Farzaneh Bayan Memar
2026
Ellat at SemEval-2026 Task 11: Comparing Encoder and Decoder Models for Syllogistic Reasoning
Farzaneh Bayan Memar | Hanneke Huls | Matthijs Ten Hove
Proceedings of the 20th International Workshop on Semantic Evaluation (2026)
Farzaneh Bayan Memar | Hanneke Huls | Matthijs Ten Hove
Proceedings of the 20th International Workshop on Semantic Evaluation (2026)
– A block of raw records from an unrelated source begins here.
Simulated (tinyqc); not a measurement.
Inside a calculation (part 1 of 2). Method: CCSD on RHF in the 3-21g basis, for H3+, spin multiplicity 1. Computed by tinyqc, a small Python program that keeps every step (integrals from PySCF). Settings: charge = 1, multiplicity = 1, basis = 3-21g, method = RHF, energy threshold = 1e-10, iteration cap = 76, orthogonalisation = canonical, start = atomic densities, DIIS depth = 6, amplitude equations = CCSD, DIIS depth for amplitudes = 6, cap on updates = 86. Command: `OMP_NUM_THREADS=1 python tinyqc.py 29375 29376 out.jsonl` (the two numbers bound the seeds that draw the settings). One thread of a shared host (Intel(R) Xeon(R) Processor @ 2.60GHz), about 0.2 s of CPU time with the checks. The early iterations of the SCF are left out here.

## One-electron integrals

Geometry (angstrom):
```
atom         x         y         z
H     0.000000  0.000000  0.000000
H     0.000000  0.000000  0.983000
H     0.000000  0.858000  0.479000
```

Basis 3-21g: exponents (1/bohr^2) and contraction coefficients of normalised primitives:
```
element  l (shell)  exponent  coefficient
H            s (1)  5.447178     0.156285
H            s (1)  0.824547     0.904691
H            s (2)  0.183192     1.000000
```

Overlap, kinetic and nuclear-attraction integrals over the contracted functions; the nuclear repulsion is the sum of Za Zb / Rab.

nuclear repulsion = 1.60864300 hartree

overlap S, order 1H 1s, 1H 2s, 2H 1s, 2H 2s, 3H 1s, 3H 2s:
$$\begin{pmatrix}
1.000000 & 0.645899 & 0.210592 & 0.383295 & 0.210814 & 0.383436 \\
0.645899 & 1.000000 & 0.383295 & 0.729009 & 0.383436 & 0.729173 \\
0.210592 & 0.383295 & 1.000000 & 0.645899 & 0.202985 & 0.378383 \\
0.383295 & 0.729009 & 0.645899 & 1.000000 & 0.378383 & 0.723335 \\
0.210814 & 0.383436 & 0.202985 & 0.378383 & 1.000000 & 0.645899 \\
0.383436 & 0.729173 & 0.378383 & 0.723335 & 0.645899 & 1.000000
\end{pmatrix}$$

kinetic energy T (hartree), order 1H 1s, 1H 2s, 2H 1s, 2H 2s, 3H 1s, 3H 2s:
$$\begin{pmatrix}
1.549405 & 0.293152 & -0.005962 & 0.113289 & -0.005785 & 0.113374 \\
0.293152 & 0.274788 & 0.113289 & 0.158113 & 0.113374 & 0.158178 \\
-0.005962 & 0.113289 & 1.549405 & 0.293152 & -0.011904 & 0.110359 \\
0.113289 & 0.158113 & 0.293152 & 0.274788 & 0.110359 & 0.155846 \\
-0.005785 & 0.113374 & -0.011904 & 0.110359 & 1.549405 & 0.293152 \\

For SemEval-2026 Task 11 (Subtask 1: English), Team Ellat investigates whether language models can assess logical validity independently of semantic plausibility. Since these models learn statistical patterns instead of explicit logical rules, they often rely on world knowledge and semantic shortcuts rather than formal logic. To address this challenge, we evaluate three architectures: MiniLM-L6-mnli-binary, DeBERTa-v3-small, and Llama 3.1-8B-Instruct, applying task-specific fine-tuning for encoder models and Abstract Logic Augmentation with QLoRA for LLaMA. DeBERTa achieved the strongest overall performance, MiniLM showed clear reductions in content bias after fine-tuning, and Llama 3.1-8B exhibited strong plausibility bias in the zero-shot setting. However, our augmented fine-tuning approach led to only modest improvements and a partial shift toward structure-based reasoning. Overall, fine-tuning and abstraction-based augmentation reduce plausibility bias, but fully separating logical validity from semantic content remains challenging across architectures.